BY SEAN A WILLIAMS Assistant Sports Editor

Friday, September 03, 2010



THE FIFA Goal Project underway on lands at the Mona Campus of the University of the West Indies (UWI) is being done at great "self-sacrifice" to the Jamaica Football Federation (JFF), suggested a top official.

The US$400,000 that was made available to erect Phase One of the project was actually money diverted from the annual FIFA subvention of US$250,000 which is paid to all member associations.

"What this means is that the money for 2010 was debited from our accounts and instead paid directly to contractors Tank-Weld Limited," JFF president Captain Horace Burrell explained.

This was said to be a "special arrangement" with FIFA as the JFF's anxiety grew in getting their first Goal Project off the ground after two failed attempts to construct an academy/training centre.

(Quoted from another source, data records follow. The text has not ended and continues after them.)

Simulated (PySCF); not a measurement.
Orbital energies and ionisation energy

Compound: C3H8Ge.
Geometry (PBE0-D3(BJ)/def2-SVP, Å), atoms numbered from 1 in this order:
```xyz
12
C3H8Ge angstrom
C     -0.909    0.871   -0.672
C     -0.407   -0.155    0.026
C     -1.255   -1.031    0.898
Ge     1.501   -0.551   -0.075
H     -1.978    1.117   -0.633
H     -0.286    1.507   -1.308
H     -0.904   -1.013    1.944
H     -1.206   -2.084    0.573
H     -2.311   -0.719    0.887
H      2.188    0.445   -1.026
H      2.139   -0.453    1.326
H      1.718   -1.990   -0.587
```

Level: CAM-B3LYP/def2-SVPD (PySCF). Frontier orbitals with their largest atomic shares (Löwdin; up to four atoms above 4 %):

Under Burrell's stewardship, ground was first broken in 2003 at a site in Portmore, St Catherine, but was later abandoned by the new Crenston Boxhill administration who deemed it unsuitable for a football academy.

The new JFF team then acquired a three-acre spread of land in the hilly interior community of Malvern in St Elizabeth and started construction of a dormitory-type facility after the FIFA Goal Bureau remitted the money to kick off the project.

Uncompleted and the funds exhausted, the work stalled. In 2007 when Burrell returned to the helm of the JFF for a second stint, he toured the facility with FIFA vice-president Austin 'Jack' Warner, with the latter expressing "grave disappointment" with the location of the site and the state of the development.

Warner's intervention led to FIFA ordering that the project be discontinued and that the property -- with three incomplete main buildings -- be sold.

The Malvern property was put on the open market in early 2008 at an asking price of J$45 million, but it proved a hard sell until Government last week announced it had purchased it for the Ministry of Education to be used as a "special school" for problematic students.

"We were instructed by FIFA to dispose of it before the UWI project could start, but we were able to work something out with FIFA," Burrell said.

The FIFA subvention of US$250,000 (about $22 million) is crucial to the operations of a cash-strapped and heavily-indebted JFF said to be in the red of about $100 million, but the local football body decided to make the sacrifice as they are in a desperate bid to make up ground on a number of other small footballing nations who are on their second and third Goal Project.

Set to be completed by September 30 after work started in April, Phase One of the six-acre UWI project will include a "first-class" training field, changing room facilities for players, referees' quarters, equipment room and temporary security fencing.

At the completion of Phase One, Burrell said his administration will immediately apply for Phase Two, which is expected to have an additional floor to the existing structure. This will house an office for the technical staff, a presentation room, a kitchenette and a second playing field.

And as the development continues with the aim of having a total technical training centre similar to what obtains in big football-playing nations, the JFF plans to apply for Phase Three, which will have a perimeter wall and floodlights. Phase Four, which is expected to follow closely, will consist of dormitories.

"The FIFA works hand in hand with the national associations, so once you complete one phase they're ready to assist with another...

"They will not approve another phase until the previous one is completed and we intend to keep rolling, having been beset by problems in the past," Burrell explained.